Still Some "Surprises" to Fix With Governor's Proposed Climate Regulation
Just over a week ago, the Department of Ecology announced it was withdrawing the draft rule on carbon emissions. Soon after, Ecology Director Maia Bellon tweeted that they were just changing the rule and that they were “keeping the momentum going.”
It appears, however, they still have a number of problems to solve. Several major manufacturers wrote a letter to the Governor noting that the rules would likely result in companies leaving the state and, ironically, increasing worldwide emissions.
But there are other issues.
The Governor announced Washington’s system would look to link with the cap-and-trade systems in California and the Northeast, known as RGGI for the Regional Greenhouse Gas Initiative.

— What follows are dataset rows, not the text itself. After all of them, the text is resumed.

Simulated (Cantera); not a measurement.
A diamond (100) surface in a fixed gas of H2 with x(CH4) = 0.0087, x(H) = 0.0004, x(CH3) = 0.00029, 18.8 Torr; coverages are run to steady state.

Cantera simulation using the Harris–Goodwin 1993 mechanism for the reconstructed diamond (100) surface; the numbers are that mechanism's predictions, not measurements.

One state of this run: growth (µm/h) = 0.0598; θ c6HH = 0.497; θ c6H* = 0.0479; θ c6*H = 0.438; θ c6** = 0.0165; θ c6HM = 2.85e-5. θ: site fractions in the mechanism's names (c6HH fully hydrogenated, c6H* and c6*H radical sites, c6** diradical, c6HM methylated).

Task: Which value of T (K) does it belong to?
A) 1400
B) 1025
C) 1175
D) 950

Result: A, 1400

Apparently, they still have some ways to go to in making that link. Last December, Jared Snyder, the Assistant Commissioner for Climate Change and Energy in New York, e-mailed the Department of Ecology to complain about the Governor’s announcement. He wrote, diplomatically:
Hi Bill, I was a little surprised to see the Governor speak publicly about possibly using RGGI allowances (and maybe you were also). That’s not a huge problem but it accelerates the need to have a conversation with some of the other RGGI states.
Would you be available for a call with a few RGGI states next week? Please send me some time slots that would work for you.
E-mails at the end of January indicate they still had not made progress on working out the issues related to linking to the RGGI system.
Without connections to the California or RGGI markets, Washington manufacturers could see very high costs to meet the carbon reduction targets. Linking, however, could mean taking credits away from companies in California and the Northeast, increasing their costs of compliance.
Washington had similar problems trying to link a proposed cap-and-trade system with California during Governor Gregoire’s term. There were fundamental differences that could not be overcome, such as how to count emissions reductions. Those problems have not gone away.
These are the sorts of complications you run into when you try and jam a regulation through on an arbitrary timeline. The Governor demanded the rule be finished by the summer. Last year, Stu Clark the program manager overseeing the rule, told the Everett Herald, "A complex rule like this can typically take us 18 months to 24 months to do. It must be built from the bottom up. Everybody will get their say.”
That timeline has been thrown out the window and it is, apparently, full speed ahead.